The Mullard Sculpture Competition

 

‘Keith Goodwin, announced last week as winner of the Mullard Research Laboratories’ sculpture competition is nothing if not honest.’

So, 50 years ago, starts a story in Electronics Weekly’s edition of May 3rd 1961.

‘In the notes accompanying his model he says: “The theme after the pursuit of a number of electronic concepts not understood, evolved as a simple statement that opposite poles attract and like poles repel.’

 

‘He received his cheque for 500 guineas from the hand of Mr S.S. Eriks, managing director of Mullard Limited, after Sir Kenneth Clark, one of the judges, had described the sculpture as “a  remarkably good piece of work.”

 

Now a full-sized model will be made and erected at Mullard’s new Salford Research Laboratories.’


Comments

14 comments

  1. I was at MRL from 1954-1963. I seem to remember the unveiling of the sculpture was by a very old Mr Mullard. I was the radiation safety person, and people in a lab overlooking the ceremony wanted to dissuade people from entering by pretending that it was a radiation hazard area. I declined to cooperate!!

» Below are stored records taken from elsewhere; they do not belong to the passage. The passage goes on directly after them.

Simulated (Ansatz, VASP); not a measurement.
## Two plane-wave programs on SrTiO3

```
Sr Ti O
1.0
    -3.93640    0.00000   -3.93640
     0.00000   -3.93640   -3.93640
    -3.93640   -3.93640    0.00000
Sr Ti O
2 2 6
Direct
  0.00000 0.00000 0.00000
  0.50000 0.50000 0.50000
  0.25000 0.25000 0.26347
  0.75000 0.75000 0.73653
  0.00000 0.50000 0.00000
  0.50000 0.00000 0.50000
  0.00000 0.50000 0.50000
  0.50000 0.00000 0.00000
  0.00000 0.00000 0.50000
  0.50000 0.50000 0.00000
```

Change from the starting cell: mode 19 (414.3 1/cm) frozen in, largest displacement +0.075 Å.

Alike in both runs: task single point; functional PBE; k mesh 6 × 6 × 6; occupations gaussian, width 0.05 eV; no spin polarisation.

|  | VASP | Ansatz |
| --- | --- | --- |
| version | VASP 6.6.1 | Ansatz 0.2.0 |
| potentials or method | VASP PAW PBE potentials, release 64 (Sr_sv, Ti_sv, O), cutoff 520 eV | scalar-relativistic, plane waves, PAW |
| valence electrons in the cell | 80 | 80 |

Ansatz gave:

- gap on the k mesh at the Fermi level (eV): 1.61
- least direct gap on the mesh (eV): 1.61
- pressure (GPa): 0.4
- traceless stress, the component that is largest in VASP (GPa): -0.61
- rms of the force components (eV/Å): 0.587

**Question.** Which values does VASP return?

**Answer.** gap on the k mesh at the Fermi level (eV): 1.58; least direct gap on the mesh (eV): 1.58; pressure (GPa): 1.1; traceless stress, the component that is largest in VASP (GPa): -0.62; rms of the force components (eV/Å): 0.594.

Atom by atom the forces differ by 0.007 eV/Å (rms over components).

  2. Fascinating story of the Hepworth sculpture. I came across your site after some initial research on Keith Godwin as my wife’s father sent me some early pictures of their home Parkleys in Ham, London. A Keith Godwin sculpture was placed in the ornamental garden there.

  3. Indeed this was Salfords, Surrey (between Redhill and Horley on the A23). The remaining Philips business moved out in 2008 (with ‘research’ relocating to Cambridge Science Park, and ‘applied technology’ to Redhill for a couple of years before closing completely). The site was flattened in 2009.

  4. The competition sculpture was a concrete thingy almost completely obscured by bushes in a flowerbed in the front lawn. It was slowly disintegrating when the site was sold and brown-fielded. The Hepworth rusted for many years in a cupboard until Salford’s 50th, when somebody remembered it, found it and cleaned it up. If you’d found it in its cupboard years you could probably have taken it out as worthless scrap. Amazing how adding a name changes your view of an object.

  5. Here is the Hepworth you mention:
    http://www.tate.org.uk/art/artworks/hepworth-orpheus-maquette-2-version-ii-t00955
    I think the one by Keith Goodwin one is something different.

  6. Mullards did something similar in the late 1960s where some exhibits were made from cement filled with reject transistors which gave a glistening effect to the surface. Can’t remember what the winning entry was.

  7. On a similar theme, Philips Semiconductors (previously Mullard, latterly NXP) in Southampton had a sculpture competition in 2000 for their new then building. Entries were from students at the Southampton Institute (now Southampton Solent Uni).

  8. It wasn’t the ‘Theme of Electronics’ by Dame Barbara Hepworth, was it? As depicted on the front of the ‘Home Radio (Components)’ catalogue>

  9. Oh – and it’s Salfords (near Redhill and Horley in Surrey, not Salford (near Manchester).

  10. Sadly the site is now a “brown field” containing piles of concrete crush. The only surviving building is G block which was built in the late ’80s but has been unused several years.
    I vaguely remember a sculpture (in a fountain I think) near the main entrance from when I worked there in the ’70s.

  11. Guineas mark you. Proper money in those days.

  12. 500 guineas in 1961 was a lot of money – nearly £10,000 in today’s terms. I wonder what it looked like, and if it still exists.

  13. Not to my knowledge

  14. Has there been such a sculpture contest since then?